Stars explained: * A production of no real merit with failings in all areas. ** A production showing evidence of not enough time or effort, or even talent, and which never breathes any real life into the piece – or a show lumbered with a terrible script. *** A good enjoyable show which might have some small flaws but has largely achieved what it set out to do.**** An excellent show which shows a great deal of work and stage craft with no noticeable or major flaws.***** A four star show which has found that extra bit of magic which lifts theatre to another plane.
Half stars fall between the ratings

Four in a quest for past glory

Reliving the good old days: Robert Onions as Reg, Susan Lynch as Jean, Mary Whitehouse as Cecily and Guy Radforth as Wilf.

Quartet

Grange Players, Grange Playhouse, Walsall

****

OR BELLA figlia dell'amore as they say in the world of opera - as plays go this is a little too close for comfort among the more . . . mature, members of the audience.

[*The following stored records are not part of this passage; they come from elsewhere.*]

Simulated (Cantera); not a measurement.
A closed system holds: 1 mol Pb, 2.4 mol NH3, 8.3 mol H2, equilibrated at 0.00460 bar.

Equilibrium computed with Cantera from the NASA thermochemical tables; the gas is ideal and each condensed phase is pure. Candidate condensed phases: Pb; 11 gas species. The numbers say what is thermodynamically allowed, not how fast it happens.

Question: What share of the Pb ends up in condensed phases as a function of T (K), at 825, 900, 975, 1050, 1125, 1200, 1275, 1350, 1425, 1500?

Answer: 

Three aging opera stars inhabiting a retirement home for fading theatricals, all fighting off the stifling cloak of senility with a mixture of concerts, intrigue and committees is a scenario full of laughs and a reminder of mortality – the only thing certain in this life.

Ronald Harwood’s 1999 play is cleverly written with a great sense of fun, tinged as we get to know the four characters, the quartet, with a little sadness.  These are characters you recognise, perhaps only too well among those whose better years have drifted, almost unnoticed, behind them, which adds a poignancy to what is a fine comedy.

We have the quite, mild mannered, unassuming Reginald, who likes everything to be in order and formal, noted down in his pocketbook, and is played with a wonderfully understated calm by Robert Onions.

He never gets flustered, until his ex-wife appears that is, or whenever he sees Nurse Angelique, a sighting which unleashes a torrent of vitriol in regular skirmishes in what appears to be a long running breakfast feud. Best to stay out of that one.

Then there is Wilfred, the life and soul of any party with a preoccupation with all things sexual. Men apparently think of sex on average 19 times a day; without Wilf the average could well drop to single figures. Guy Radforth plays him beautifully with considerable zeal as a bearded, fun-loving white haired would be lothario.

The pair once worked together along with the third member of their trio, Cecily, a once mezzo-soprano of some note. The note is no longer as clear as it was though and Cecily has trouble remembering things and at times drifts into a parallel word  from a different age. She is played with a sad vagueness by . . . don’t tell me . . . begins with a G or is it an N – like that women who didn’t like sex on the telly . . . Barbara Woodhouse . . . no, no, Mary Whitehouse, that’s it Mary Whitehouse, and doesn't she come from Karachi? Karachi? You need to be there to know why.

Cecily’s past involved, should we say, a lot of horizontal exercise, leaving her with her own memorable, and not so memorable, personal cast list.

All three give a sympathetic portrayal of elderly people in various stages of decay who are keeping young by a mixture of mischief and companionship. The trio worked many times together in the past and find an easy comfort together as the lights dim on their lives – until the arrival of Jean, a sophisticated, beautiful - and still attractive - mega-star of the opera in her day, a day a generation ago..

Susan Lynch gives her a haughty and vulnerable air as the diva who has fallen on hard times, something she finds hard to accept,  and who ended up as a charity case in a home for retirees from the world of opera.

Jean was married to Reg for a while but neither want to talk about it nor will she discuss why she refuses to join the trio in a proposed revival of their famed quartet from Verdi’s Rigoletto in a gala concert at the home, a concert to mark the 200th anniversary of Verdi’s birth in 1813 on October 10th.

The friction sees the mild mannered Reg show flashes of petulance rather than out and out anger – that is reserved for Nurse Angelique – and it is in the second Act as the quartet reveal parts of themselves from their pasts that they become human and we see them in a sadder, softer light. 

Cecily regrets her promiscuous past while we find out the desolate truth about Reg and Jean’s marriage - and Jean’s real reason for her abrupt retirement to look after her home and children some 30 years ago.

As for Wilf? His truth is both unexpected and yet so predictable as he enters the play’s confessional. We realise we all know a Wilf.

Suddenly we have four elderly residents, long ago opera singers who no long know if they can still sing and whose lives are drifting to the final curtain with little more to show for their time on earth than memories and a newly re-released CD of the four of them in Rigoletto. Past glories preserved in plastic.

Will they ever sing together again? You will have to go to the Grange Playhouse to find out, and it is well worth the visit. Directed with a gentle pace and sense of sun by Rosemary Manjunath with a realistic set from Tony and SUe Groves, Robert Onions and Adam Worton, the quartet reunite to 23-11-13.